The gift and the curse of feeling everything so deeply.

By Cristian Newman on Unsplash

There is some subject matter from which I have to protect myself. I’ve learned this as I’ve grown in self-awareness and understanding. That is why I could not watch the Trayvon Martin docuseries, why I can barely stomach the news, and cannot read too many stories about the violation and abuse of children. I absorb enough knowledge to be informed on important events and issues, but can’t go much further than that.

It’s just too heavy at times, the weight of it all. Most of us are incensed, offended and even saddened by the terrible things that happen in our world, and the awful things done to and by other human beings. But for some of us, it goes a step further, becoming overwhelming and incredibly draining because you feel the pain of others just as deeply and often even more so than your own. In addition to general outrage and sorrow, there can sometimes come a feeling of not even wanting to be here — in this world, with people who do commit these atrocities. That’s not to say that you want to remove yourself from existence, it just becomes increasingly difficult to identify the point of it all.

If this is you, you are likely an empath. Welcome.

Not exclusively in the paranormal sense, but an empath is defined as: one who experiences the emotions of others : a person who has empathy for others. You want to turn it off — your thoughts and unrelenting internal responses that prevent you from just “getting over it,” but you can’t. When everyone else has discussed, expressed frustration and moved on with their days, you seem to remain stuck in that place a little while longer.

The sensation is magnified when someone whom you actually have a relationship with is involved. You literally cannot stand to see a person that you love mistreated or hurting. You can feel their sadness, even if they have yet to verbalize it, and see past what may be visible on the surface, such as fake smiles. While others may be able to simply mind their own business and avoid emotional attachment to the situation, your heightened sense of awareness and intuition won’t allow you. It keeps you awake at night, worrying and lamenting scenarios both true and a figment of your empathetic imagination. I’ve done it. And it makes you sick.

As a result, sometimes there are actual people that you must protect yourself from. Those who are self-destructive, who are unwilling to take the necessary steps to better the quality of their lives and live in a constant state of turmoil. They will absolutely bleed your spirit dry.

I remember crying every single day for months as a child, for what I thought at the time was no particular reason at all. I learned later of tumultuous circumstances playing out in my family behind the scenes, hidden away from the kids to ensure that we were alright. I felt that energy. I just didn’t know what it was. When questioned about my crying, I’d just say that I “felt sad.” It was as confusing to me as everyone else.

Being an empath can be mentally and emotionally trying. However, it also brings with it many positives. Empaths are hypersensitive people who because they feel things so profoundly, experience high levels of compassion, consideration, and understanding towards others. We don’t want anyone to feel pain, and certainly don’t want to be the cause of it. Common traits of empaths include being great listeners, peacemakers, and naturally expressive.

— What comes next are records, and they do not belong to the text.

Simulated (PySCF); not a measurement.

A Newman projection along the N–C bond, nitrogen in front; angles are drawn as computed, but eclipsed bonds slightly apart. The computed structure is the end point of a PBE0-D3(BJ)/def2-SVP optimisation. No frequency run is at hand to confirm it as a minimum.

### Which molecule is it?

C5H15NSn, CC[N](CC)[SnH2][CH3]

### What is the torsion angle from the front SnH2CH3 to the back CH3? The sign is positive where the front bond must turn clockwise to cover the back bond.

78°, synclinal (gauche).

I’m sure that my empathetic tendencies have made me a better person. If I’m going to feel what you feel, then let it be empowering. Let it be love, patience, loyalty, and acceptance. Let it be freedom. I think carefully about the way that I treat others. Often, I overanalyze it. To think or have it expressed that I have inflicted unwarranted hurt onto another, tears me up inside. So, I do my best to treat others the way that I wish to be treated.

The challenge of the empath is in finding balance. Our natural reaction is to evade negative stimuli and withdraw from emotionally challenging situations. Such as my aforementioned inability to engage in things that display the worst of humankind. You must protect your energy but you can’t avoid life. The world needs you. It needs people who care without reason. Plus, interaction with others is imperative to your evolution.

I’ve learned to embrace my sensitivity. The key is to constantly take personal inventory and ensure that my self-protection is not, in fact, avoidance. Face life — the good, the bad, the ugly and in between. Don’t confuse bad people with a bad world, or allow them to hijack your ability to still see the good.

With every unfortunate pitfall that you may experience in being an empath, use it to fuel the more constructive and uplifting aspects. Use your superpowers for good.